Recovery of Inference Card Faults

The recovery of inference card faults feature needs to be used together with the full NPU scheduling feature. To enable the recovery of inference card faults, you only need to set the startup parameter -hotReset of Ascend Device Plugin to 0 or 2. (The default value is -1, indicating that the fault recovery function is not supported.) For details, see Full NPU Scheduling or Static vNPU Scheduling (Inference).

When this feature is enabled on the Atlas 800I A2 inference server and A200I A2 Box heterogeneous component, only single-server single-processor jobs can be delivered. Distributed jobs are not supported. In addition, infer-vcjob-910-hotreset.yaml needs to be used to deliver jobs.
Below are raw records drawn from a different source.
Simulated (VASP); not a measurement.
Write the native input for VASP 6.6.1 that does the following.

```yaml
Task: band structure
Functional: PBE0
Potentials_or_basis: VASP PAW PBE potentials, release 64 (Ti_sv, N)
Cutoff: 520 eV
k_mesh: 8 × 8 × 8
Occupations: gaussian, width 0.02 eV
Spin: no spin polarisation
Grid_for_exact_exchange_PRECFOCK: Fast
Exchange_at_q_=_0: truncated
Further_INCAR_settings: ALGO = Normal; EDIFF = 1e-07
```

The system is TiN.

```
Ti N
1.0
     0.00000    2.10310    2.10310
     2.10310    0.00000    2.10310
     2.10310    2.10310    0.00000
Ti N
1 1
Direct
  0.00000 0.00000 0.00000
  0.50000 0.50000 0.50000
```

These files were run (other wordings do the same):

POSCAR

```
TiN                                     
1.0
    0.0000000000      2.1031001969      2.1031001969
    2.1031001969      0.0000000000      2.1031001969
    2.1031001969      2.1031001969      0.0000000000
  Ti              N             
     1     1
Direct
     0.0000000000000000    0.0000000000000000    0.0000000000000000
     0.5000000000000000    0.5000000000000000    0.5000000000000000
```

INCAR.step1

There are two fault recovery modes for the Atlas 800I A2 inference server. One Atlas 800I A2 inference server can use only one fault recovery mode, which is automatically identified by cluster scheduling components.

  • Mode 1: If no HCCS ring exists on the server, when an NPU is faulty during inference, Ascend Device Plugin waits until the NPU is idle and resets it.
  • Mode 2: If an HCCS ring exists on the server, when one or more NPUs are faulty during inference, Ascend Device Plugin waits until all NPUs on the ring are idle and resets them at a time.